Tammy Faye Adds a Chapter to PTL Saga

From Associated Press

For the thousandth time, the doghouse was not air-conditioned. It was only heated.

In the PTL television evangelism scandal according to Tammy Faye, Jessica Hahn was a “professional” seductress, Jerry Falwell a double-crossing man of Mammon and Jim Bakker a poor schnook whose trust in others led to his downfall.

In a new book, Tammy Faye Messner--she divorced Bakker while he was in prison and married his best friend from his PTL days--paints a blistering portrait of fellow evangelists kicking Bakker while he was down.

“Jim, if you’re reading this, here’s my advice: Get on with your life and don’t worry what people think. Hold your head up high,” she writes in “Tammy: Telling It My Way.”


The book, coming out later this month from Villard, follows one recently released by her ex-husband, who takes more of the blame in “I Was Wrong: The Untold Story of the Shocking Journey From PTL Power to Prison and Beyond,” published by Thomas Nelson.

Bakker was convicted on federal fraud charges for bilking 116,000 followers of his PTL ministries out of $158 million in the 1980s. He resigned in 1987 amid a sex and financial scandal, and the PTL empire he built with his wife, Tammy Faye, was turned over to Virginia evangelist Jerry Falwell. Bakker was released from prison in 1994 after serving about five years.

The competing books from religious television’s most famous couple in the 1980s offer differing perspectives on the sexual encounter with Hahn that led to Bakker’s ultimate fall from grace.

Hahn, a former church secretary, has charged that Bakker sexually assaulted her in a Florida hotel room.

In his book, Bakker says, “Most of all, I did not rape Jessica Hahn. The sexual encounter for which we are both now infamous was completely consensual.”

But as told in Messner’s book, the tryst is the story of a reluctant Bakker being urged into having sex with Hahn by a minister friend who introduced the two, then goaded Bakker when he was ready to back out by saying, “Come on, Jim, prove you’re a man.”

Back in the hotel room, Messner said, Bakker was tense and unresponsive.

“Years later, Jim told me nothing would have happened between him and Jessica had she not been so skillful,” Messner writes.

Bakker resigned as the Hahn incident was about to become public in 1987 and turned the ministry over to Falwell--who both Bakker and Messner now say deceived them.

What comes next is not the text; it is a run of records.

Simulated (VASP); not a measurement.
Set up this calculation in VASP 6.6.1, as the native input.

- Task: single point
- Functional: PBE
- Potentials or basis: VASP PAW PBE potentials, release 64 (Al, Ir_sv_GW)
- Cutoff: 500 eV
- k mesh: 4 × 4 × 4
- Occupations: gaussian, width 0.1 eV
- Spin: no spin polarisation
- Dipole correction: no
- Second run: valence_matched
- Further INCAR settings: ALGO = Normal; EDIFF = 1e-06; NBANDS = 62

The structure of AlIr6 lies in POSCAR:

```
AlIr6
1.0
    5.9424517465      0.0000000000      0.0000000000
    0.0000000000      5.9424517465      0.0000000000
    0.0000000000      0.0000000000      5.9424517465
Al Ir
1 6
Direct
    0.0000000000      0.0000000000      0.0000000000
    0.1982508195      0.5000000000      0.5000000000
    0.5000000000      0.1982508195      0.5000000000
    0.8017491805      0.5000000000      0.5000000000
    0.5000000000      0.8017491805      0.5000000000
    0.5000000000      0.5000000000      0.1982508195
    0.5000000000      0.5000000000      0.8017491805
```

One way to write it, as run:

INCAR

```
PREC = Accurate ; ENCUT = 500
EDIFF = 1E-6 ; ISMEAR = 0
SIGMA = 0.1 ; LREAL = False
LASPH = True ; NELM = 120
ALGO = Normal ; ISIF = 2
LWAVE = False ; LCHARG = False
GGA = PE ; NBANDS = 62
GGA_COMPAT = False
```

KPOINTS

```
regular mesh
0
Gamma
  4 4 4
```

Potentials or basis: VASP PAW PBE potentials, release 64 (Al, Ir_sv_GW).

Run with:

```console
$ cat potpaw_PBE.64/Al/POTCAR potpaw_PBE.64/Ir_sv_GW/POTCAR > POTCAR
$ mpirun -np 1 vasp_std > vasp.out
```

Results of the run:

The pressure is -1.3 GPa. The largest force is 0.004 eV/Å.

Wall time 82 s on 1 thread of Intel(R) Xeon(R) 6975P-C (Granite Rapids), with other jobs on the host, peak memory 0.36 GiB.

In her book, Messner says the real goal of Falwell--while convincing Bakker he was sincerely trying to help--was to wrest away the television network for himself. “Jerry Falwell had found the key to Jim’s soul and shrewdly turned it, unlocking the golden doors to PTL,” she writes.

In a written response, Falwell said he “would expect that Tammy has her own theory about the history of PTL, and she is certainly entitled to write about it. However, I don’t intend to revisit that chapter of my life or theirs.”

Falwell is only one of a number of evangelists Messner criticizes. She accuses Jimmy Swaggart of trying to undermine Bakker and says a host of others to whom Bakker had given hundreds of thousands of dollars and television exposure would have nothing to do with the Bakkers in their times of trouble.

As they lost their homes, cars and heated doghouse, “The ones we called on and asked for help (and believe me these were all the biggest names at the time) either wouldn’t take our calls or were out of their offices or away on trips or any other excuse you can think of,” Messner said.

One notable exception was Billy Graham, whose integrity helped guide television evangelism through this turmoil. He called the Bakkers and visited Jim in prison.

“What a wonderful man. He is truly a man of God. He is everything everyone says he is,” Messner said in an interview.

Bakker writes of Graham’s visit amid his depression, flu, filth and hopelessness: “I felt as though Jesus himself had come to visit me.”

Did anything good come out of the scandal? Messner says yes.

“I think an awful lot of people got their eyes opened and faced reality . . . and realized no one’s perfect,” she said. “And in a way that’s been good. It’s caused people to look to God.”